More Noted Things
AHA Today's Robert B. Townsend reflects on the loss of PhDinHistory from the history blogosphere. Those who tried to crack the blogger's identity did us no favor.
Daniel Larison defends Hegel against the charge of his being proto-totalitarian: here, here, and here. Hat tip.
Joseph Epstein,"The Most Happy Bordello," WSJ, 7 July, reviews Karen Abbott's Sin in the Second City. Hat tip.
Daniel Pick, professor of history at Birkbeck, University of London, and an editor of History Workshop Journal, reviews *Mike Davis's Buda's Wagon: A Brief History of the Car Bomb for the TLS, 4 July. Pick seems to think Davis takes"delight ... in all the carnage."

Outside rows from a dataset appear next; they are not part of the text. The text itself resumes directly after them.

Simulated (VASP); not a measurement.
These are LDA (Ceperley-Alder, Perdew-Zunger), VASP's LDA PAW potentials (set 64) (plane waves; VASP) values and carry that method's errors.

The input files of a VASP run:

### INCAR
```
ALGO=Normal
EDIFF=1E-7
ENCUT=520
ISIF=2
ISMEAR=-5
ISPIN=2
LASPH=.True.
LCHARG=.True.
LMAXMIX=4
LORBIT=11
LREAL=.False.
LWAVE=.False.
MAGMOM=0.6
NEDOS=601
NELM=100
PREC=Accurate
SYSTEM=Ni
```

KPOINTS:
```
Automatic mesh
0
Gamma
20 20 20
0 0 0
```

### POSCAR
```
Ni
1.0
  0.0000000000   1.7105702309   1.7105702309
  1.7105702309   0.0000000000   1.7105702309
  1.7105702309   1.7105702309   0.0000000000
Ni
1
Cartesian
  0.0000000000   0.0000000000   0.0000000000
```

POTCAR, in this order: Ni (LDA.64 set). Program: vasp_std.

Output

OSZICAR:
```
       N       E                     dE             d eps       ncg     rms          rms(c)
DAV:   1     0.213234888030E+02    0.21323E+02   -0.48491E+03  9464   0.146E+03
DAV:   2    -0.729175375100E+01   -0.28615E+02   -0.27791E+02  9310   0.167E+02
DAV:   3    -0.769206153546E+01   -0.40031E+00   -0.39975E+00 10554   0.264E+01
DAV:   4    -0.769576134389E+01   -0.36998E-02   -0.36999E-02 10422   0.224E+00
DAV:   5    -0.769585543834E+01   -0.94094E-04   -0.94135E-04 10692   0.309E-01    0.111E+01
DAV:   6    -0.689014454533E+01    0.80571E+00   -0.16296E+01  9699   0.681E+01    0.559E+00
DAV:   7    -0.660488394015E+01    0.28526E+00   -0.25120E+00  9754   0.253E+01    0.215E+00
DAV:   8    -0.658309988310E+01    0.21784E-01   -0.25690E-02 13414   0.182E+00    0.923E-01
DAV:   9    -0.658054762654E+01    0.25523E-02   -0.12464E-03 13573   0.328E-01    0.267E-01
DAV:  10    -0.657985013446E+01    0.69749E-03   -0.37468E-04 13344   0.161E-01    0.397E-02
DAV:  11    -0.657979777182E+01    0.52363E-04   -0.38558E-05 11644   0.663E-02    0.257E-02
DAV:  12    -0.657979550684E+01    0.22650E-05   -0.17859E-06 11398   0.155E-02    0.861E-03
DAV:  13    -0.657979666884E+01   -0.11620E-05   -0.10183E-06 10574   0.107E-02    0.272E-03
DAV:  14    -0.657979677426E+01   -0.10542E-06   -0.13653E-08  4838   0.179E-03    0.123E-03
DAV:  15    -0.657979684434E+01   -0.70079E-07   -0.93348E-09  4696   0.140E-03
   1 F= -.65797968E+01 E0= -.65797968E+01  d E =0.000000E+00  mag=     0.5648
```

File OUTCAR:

It may seem churlish, given the impressive erudition and educational aims of this book, to raise a question about how it works to be so readable. The pace of the narrative, stylish turns of phrase and arch chapter headings (such as"Welcome to Bombsville,""Hell's Kitchen" or"Festivals de plastique") make it a page-turner, but at the risk of inducing a certain queasiness. To speak of Havana being"serenaded by concerts of dynamite" in the early 1930s is surely to hit a false note. … The narrative runs a fine line between"unflinching" reportage and connoisseurship of the monstrous. This uneasy and uneven effect is not helped by the liberal use of adjectives such as"ingenious,""brilliant,""daring" and"innovative," to catalogue the technical prowess displayed in various atrocities.
Hat tip.
*Yes, it's that Mike Davis. Not to put too fine a point on it, but I'd love to see the fireworks if Mike Davis were to tell Angela Davis how romantic it must have been to grow up on Birmingham's ‘dynamite hill' in the 1950s.